WHEN BENTLEY’S CHIEF Designer JP Blatchley and Chief Projects Engineer Ivan Evernden teamed up to work on a secret unofficial project in 1952, they stumbled across something quite unlike anything seen in the automotive world before.
Their aim was to restore Bentley to the pinnacle of practical grand touring – back to the original vision of Bentley’s founder Walter Owen when his cars, piloted by rakish Bentley Boys, regularly embarked on cross-continental jaunts from the Royal Automobile Club to Le Mans in the roaring 1920s.
Using the marque’s 180bhp 4.9-litre straight-six engine, the pair worked on modifying the design of the formidable R-Type Continental, which could comfortably cruise at 100mph for hours at a time. With two more doors and new bodywork courtesy of coachbuilder Mulliner, the Bentley Continental Flying Spur was born 1957. Blatchley and Evernden had, perhaps unwittingly, created the world’s first super-saloon – a formula that would become a firm favourite for those seeking a delicate balance of practicality and performance for decades to come.
Now, as the Crewe-based car maker comes to the end of a year’s worth of champagne popping and centenary celebrations, Blatchley and Evernden’s original creation has moved on – considerably. After the original first graced the roads in 1957, the Flying Spur name re-emerged in 2005. This makes the model basking in the Monaco sun before me the third and most recent iteration. Looks familiar? Well, Bentley would certainly hope so. Born into the same family as the two-door Continental, the Flying Spur is the GT’s luxurious limo sister, which squares up to the likes of Mercedes and Porsche, as well as its plucky British brothers Aston Martin and Rolls-Royce.
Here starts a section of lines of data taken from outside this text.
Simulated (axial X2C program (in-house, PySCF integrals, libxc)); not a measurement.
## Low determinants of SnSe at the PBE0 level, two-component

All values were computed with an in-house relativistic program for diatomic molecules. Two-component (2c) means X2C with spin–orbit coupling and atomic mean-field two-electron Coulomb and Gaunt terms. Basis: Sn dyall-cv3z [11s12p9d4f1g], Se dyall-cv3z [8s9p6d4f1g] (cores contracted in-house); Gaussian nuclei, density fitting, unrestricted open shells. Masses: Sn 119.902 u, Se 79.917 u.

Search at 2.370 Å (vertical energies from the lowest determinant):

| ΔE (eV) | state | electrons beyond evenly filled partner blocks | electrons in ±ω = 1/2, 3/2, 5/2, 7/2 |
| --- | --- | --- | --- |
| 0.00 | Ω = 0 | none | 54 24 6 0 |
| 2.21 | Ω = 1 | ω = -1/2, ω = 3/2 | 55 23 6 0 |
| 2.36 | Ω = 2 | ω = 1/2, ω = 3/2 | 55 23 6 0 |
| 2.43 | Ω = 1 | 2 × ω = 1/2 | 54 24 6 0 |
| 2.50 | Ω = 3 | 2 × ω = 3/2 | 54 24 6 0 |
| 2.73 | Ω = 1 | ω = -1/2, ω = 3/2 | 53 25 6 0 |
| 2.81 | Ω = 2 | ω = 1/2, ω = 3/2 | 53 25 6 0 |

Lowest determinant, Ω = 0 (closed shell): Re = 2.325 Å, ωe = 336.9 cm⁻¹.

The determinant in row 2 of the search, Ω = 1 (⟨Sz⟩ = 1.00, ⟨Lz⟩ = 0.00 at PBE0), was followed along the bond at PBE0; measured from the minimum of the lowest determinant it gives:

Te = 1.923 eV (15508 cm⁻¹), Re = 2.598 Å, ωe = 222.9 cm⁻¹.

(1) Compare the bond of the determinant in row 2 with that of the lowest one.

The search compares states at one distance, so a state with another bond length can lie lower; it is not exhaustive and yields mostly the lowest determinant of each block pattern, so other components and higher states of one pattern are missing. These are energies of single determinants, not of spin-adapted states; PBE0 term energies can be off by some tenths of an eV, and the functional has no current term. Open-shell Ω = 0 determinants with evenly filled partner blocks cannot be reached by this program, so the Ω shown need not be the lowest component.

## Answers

Like something from the pages of Casino Royale, I first catch a glance of the new Flying Spur parked outside Monaco’s Hotel de Paris. Naturally, Bond fans will appreciate that in Fleming’s book, 007 blasted off in a 1931 4.5-litre Blower Bentley, not an Aston. The Spur’s jewel-like headlamps glimmer as casino goers and passers-by start to assemble in the city state’s iconic square.
While the surroundings are certainly well suited to Bentley’s latest model, the 626bhp W12-engined super-saloon was created for more than just sitting around outside exclusive hotels looking pretty. With so many twisting coastal passes along the French Riviera to explore, it’s time to hit the road.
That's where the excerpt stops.